If the mural on the Bellhaus Atelier & Galerie’s street-facing wall catches your eye, four pairs of eyes may look back.
Recently painted to mark International Design Day on 27 April, the mural draws inspiration from Windhoek’s central business district (CBD) while exploring this year’s theme of ‘The Spaces In Between’.
To begin the process of mural-making, a gaggle of creatives responding to an open call went for a walk.
Their task was simple: Soak up the CBD’s sights and scenes. Notice its chaos, calm and characters and observe your emotional ebbs and flows as you make your way through the city.
“For International Design Day 2026, we wanted to create something that moved beyond a traditional exhibition or static design outcome.
Together with Turipamwe Design and our collaborators at Bellhaus Atelier & Galerie, we approached the project as a live co-creation process rooted in observation, participation, and public engagement,” says Turipamwe Design founder Tanya Stroh.
This year’s Windhoek International Design Day experience was co-created by Turipamwe Design, Bellhaus Atelier & Galerie, Creative Industry Institute Africa, for.m.all, ENK Public Art, and Neo Paints Namibia.
“The process began with a ‘Walking Design Lab’ through Windhoek’s CBD.
The route was intentionally designed to create contrast between different urban experiences: green spaces and traffic-heavy roads, pedestrian pathways and crossings, moments of calm and moments of tension,” Stroh says.
“What interested us was not simply the city as infrastructure, but the city as a lived emotional and sensory experience.
Participants were guided by a field guide developed through a design thinking lens.
The questions invited them to observe movement, behaviour, atmosphere, interaction, discomfort, safety, connection, and contradiction within the city itself.”
Stroh says one of the strongest reflections emerging from the approximately two-hour walk is that urban life as well as moving through the city is rarely neutral. In fact, it is profoundly layered.
There are moments that feel invigorating and which foster connection. Alternatively, there are instances that are overwhelming, uncertain or feel fragmented.
To illustrate this idea, Stroh invites one to consider the emotions we may feel when doing something as simple as crossing a road.
Do we feel safe or welcome when doing so? Is provision made for pedestrian crossing?
Are we hurried or anxious? In which urban spaces does one find peace or a sense of connection with nature, one another or themselves?
Armed with these observations, the second phase of the project transformed these impressions into a series of collective curatorial reflections about the city.

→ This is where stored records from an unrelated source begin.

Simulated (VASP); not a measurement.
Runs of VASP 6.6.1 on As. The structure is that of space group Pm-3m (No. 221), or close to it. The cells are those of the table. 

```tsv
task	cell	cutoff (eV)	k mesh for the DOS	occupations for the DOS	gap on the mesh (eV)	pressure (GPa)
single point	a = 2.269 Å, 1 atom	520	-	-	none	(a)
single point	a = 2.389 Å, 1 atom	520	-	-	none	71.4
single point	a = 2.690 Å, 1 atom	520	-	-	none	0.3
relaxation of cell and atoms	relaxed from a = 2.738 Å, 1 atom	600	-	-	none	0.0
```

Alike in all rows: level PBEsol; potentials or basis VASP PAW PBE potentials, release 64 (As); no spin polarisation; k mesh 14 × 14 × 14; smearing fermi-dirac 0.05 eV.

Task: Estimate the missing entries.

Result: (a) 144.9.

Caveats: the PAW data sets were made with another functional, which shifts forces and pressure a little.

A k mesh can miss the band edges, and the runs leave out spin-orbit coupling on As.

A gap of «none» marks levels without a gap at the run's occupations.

These reflections became creative prompts for four large, collaborative collages.
This process was guided by Bellhaus curator Marcii Magson.
Participants were also introduced to the work of eminent American collagist, Romare Bearden, whose stirring collages and photomontages considered black American urban life, experience and culture.
The mural stems from these collective collages which were digitally scanned then creatively merged to create a single composition which participants then painted on the Bellhaus’ wall.
‘MOMENTS OF CONNECTION’
“Visually, the mural depicts four central figures inspired by the movement of people observed throughout the city walk.
The figures appear to walk, lean, climb, or move in almost dance-like ways across the composition.
One figure is suspended above a ladder, suggesting transition, uncertainty, ambition, or navigation through urban life,” says Stroh.
“The background draws from the textures, structures, and emotional rhythms of the city itself.
Abstract squiggle-like forms represent the complexity and intensity of living in an urban environment – particularly in a city like Windhoek, where vastly different experiences of movement, safety, nature, infrastructure, and access exist side by side,” Stroh says.
“The mural also reflects quieter moments of connection.
During the walk, participants repeatedly reflected on the emotional contrast between heavily trafficked urban areas and moments spent in green spaces.”
While the mural is the lingering outcome of four days of co-creation by over 20 participants and facilitators, Stroh says the initiative was chiefly concerned with creating an experience through which people could collectively observe, interpret, and respond to the city around them.
“At Turipamwe, we care deeply about making design accessible and participatory.
Design is often misunderstood as something exclusive or aesthetic-only, when in reality it can be a vehicle for observation, collaboration, problem-solving, and dialogue,” says Stroh.
“We strongly believe that anyone can think like a designer, and that communities are often best positioned to help shape the understanding of challenges as well as the imagining of solutions.”
The mural is titled ‘Where design ends, the human will begin.
Connection lives in the spaces in between’. During its creation on Windhoek’s Bell Street, Stroh was heartened to hear passersby asking questions, photographing the work and engaging with the process.
“Much of our visual urban landscape is dominated by signage, advertising, and transactional messaging. Public art creates a different kind of encounter,” says Stroh.
Should someone walk or drive past the mural and pause for even a moment to observe, reflect, question, or simply feel something, Stroh says the work has already begun to do what she hoped it would.
“We intend on doing this annually with a different design output next year.
Ultimately, the project was about recognising that the most meaningful forms of connection often exist in the spaces in between,” says Stroh.
“Between people, between disciplines, between movement and stillness, observation and action, and between the city we inherit and the one we collectively shape together.”